Suzuki Seijun 35mm Film Series (Fall 2022)

 

 

 

Photograph of film director, Suzuki Seijun (1923-2017)
                            Film & TV director Suzuki Seijun (1923-2017)

Screen/Society and the Asian/Pacific Studies Institute invite you to join us for 3 special evenings of screenings
featuring films by Japanese film director Suzuki Seijun, shown on rarely-screened 35mm prints.

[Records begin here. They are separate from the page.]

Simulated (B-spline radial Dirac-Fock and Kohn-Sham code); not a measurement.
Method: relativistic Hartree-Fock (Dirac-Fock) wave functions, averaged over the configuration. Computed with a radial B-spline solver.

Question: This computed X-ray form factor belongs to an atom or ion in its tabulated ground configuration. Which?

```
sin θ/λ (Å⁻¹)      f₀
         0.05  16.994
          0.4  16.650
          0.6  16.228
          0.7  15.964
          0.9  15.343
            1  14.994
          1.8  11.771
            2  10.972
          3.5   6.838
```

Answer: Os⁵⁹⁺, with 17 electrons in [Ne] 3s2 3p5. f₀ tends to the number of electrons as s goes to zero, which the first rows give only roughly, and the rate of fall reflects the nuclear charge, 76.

This series is made possible by generous support from the Japan Foundation New York.
 


Fri Nov 4, 7pm: Tokyo Drifter (1966)

tokyo drifter still

Thu Nov 10, 7pm: Carmen from Kawachi (1966)

carmen still

Fri Nov 11, 7pm: Kagero-za (Heat-Haze Theater) (1981)

kagero-za still

Now best-known internationally for yakuza movies from the 1960s, Suzuki Seijun began his career as a filmmaker slowly rising through the ranks of assistant director positions at Shōchiku and Nikkatsu Studios before becoming a director for Nikkatsu in the mid-1950s. He directed 40 theatrical films and one television episode for the studio between 1956 and 1968 in a variety of genres, including musicals, melodramas, youth comedies, and crime films. Though his films were not typically very high-profile in their initial release, he developed a cult following among college students, newly forming cinephile societies, and independent filmmakers for his often idiosyncratic use of film form in otherwise conventional narratives. In 1968, he was unceremoniously fired by Nikkatsu, and the studio president declared that he would forbid any further screenings of Suzuki's work for the studio on the grounds that they were "incomprehensible" and an embarrassment to a studio. This led to the formation of the "Suzuki Seijun Joint Struggle Committee," an unlikely collection of cinephiles and left-wing activists who protested Nikkatsu on Suzuki's behalf. Though he was unable to make theatrical films for a decade following the incident, Suzuki continued working in television and re-emerged as an independent art house filmmaker in the 1980s, and his work began to get recognition both from critics in Japan and at film festivals abroad.

We will be presenting two of Suzuki's most experimental films from his late Nikkatsu period, Tokyo Drifter and Carmen from Kawachi  (both from 1966), as well as one of his most celebrated later independent films, Kagero-za (1981), based on the work of the early-20th Century Gothic writer Izumi Kyōka. The screenings of Carmen from Kawachi and Kagero-za will be introduced by William Carroll, author of Suzuki Seijun and Postwar Japanese Cinema.